Throughout history, strength training has been considered a crucial aspect for most types of sport. However, in some team sports or endurance disciplines, resistance training has been seen as an obstacle for improving performance. The main argument for this claim is the fact that gains in body volume would have a negative impact on the endurance of athletes. In other words, an increase in athletes’ weight could lead to slower performance abilities in their sports.

Because of the fact that both, resistance and endurance training, produce different types of physiological adaptations in athletes, coaches should be aware of the way they plan their training programs keeping in mind determinant factors such as intensity, frequency or volume of training, in order to prevent the athletes from overtraining. Coaches nowadays are confronted with a hard time, trying to balance the strict competitions calendar with resistance training in endurance sports. Hence, what is the key to avoid physical and mental overtraining? As a coach who trains with high performance athletes on a daily basis you can observe the stress the athlete encounters during the season. It is a challenging job working with endurance young athletes, especially when they have not graduated high school yet, and when they can hardly manage to combine academics with sports. Sometimes the challenge of combining school and sport can result in low performance levels in both areas, distress, and/or nutrition problems.

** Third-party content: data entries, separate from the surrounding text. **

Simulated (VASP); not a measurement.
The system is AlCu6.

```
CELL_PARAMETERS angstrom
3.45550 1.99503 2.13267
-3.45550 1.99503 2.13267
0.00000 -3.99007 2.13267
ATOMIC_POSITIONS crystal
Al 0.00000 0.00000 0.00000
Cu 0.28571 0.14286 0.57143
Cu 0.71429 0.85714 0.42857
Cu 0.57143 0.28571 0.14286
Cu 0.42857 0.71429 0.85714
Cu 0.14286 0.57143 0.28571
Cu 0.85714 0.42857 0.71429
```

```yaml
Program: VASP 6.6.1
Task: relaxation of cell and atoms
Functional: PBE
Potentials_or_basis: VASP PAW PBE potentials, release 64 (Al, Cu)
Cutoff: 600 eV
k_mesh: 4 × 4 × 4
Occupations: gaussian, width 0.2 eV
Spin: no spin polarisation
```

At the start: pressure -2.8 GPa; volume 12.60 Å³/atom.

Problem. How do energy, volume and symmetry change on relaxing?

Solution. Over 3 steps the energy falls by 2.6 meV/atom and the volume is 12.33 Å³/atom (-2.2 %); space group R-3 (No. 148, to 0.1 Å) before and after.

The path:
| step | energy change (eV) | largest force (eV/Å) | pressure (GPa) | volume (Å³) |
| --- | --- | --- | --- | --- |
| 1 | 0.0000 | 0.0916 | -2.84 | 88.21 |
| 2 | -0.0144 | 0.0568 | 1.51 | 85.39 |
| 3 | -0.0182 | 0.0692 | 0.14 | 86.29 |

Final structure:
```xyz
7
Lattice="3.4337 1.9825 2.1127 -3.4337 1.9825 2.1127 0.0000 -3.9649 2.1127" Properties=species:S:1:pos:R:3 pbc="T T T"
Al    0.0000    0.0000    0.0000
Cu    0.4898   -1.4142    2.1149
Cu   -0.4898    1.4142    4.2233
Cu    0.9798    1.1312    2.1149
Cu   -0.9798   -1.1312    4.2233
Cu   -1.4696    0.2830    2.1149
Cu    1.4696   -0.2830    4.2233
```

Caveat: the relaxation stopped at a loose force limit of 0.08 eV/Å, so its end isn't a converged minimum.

Nowadays, in contradiction to former convictions, resistance training has shown positive effects on competition results in combination with endurance training due to concurrent training (defined as simultaneous training for adaptations associated with resistance and endurance training). Both types of training generate opposite interferences at adaptive level because they cause different adaptations in our body. Possible causes of the above mentioned interferences in the improvement of concurrent training could be on the one hand the residual fatigue in the neuromuscular system because of the diverse stimuli generated in previous workouts, on the other hand the overtraining produced by imbalances in the recovery processes of athletes. An important question we have to ask ourselves at this point could be: how do we periodize to reduce those interferences to a minimum?

There are some strategies that can be highly effective in reducing the negative effects of concurrent training:

  • with proper periodized training, a heavy training phase (high intensity) will have fewer objectives, producing positive adaptations in high performance athletes.
  • Three sessions a week of resistance training seem to be sufficient for achieving improvements in strength levels and decreasing the negative effects of concurrent training.
  • Likewise, the optimum volume of performance strength training sessions by each athlete also seems to be decisive to minimize the interference phenomenon.
  • Performing strength training sessions prior to the endurance ones allow athletes to maintain high levels of quality and quantity of training during resistance sessions.
  • The combination of strength training focused on hypertrophy with the high intensity in endurance training (close to the VO2max) appears to not be recommended to
    generate a high stage of interference. This is due to the fact that both capacities develop completely opposite peripheral adaptations.
  • Avoiding training to muscular failure allows athletes reducing part of the metabolic and hormonal stress that involves resistance training, facilitating a recovery of the body more quickly.
  • Distancing strength and endurance training sessions targeting the same muscle groups can facilitate their recovery and a better adaptation to the training stimulus.

Since the 80’s concurrent training has been considered to be effective for simultaneously synchronizing resistance and endurance training programs. There are many variables to keep in mind while training with athletes, some of them just scape from our knowledge and it is not an easy task to control them. A couple of examples could be: reasons of different moods of our athlete or how their environment (family, friends, etc.) improves or decreases their achievements. A good and experienced conditioning coach told me once: “You will be an excellent coach when you will be able to realise when your female athletes have the menstruation”. So far but so close.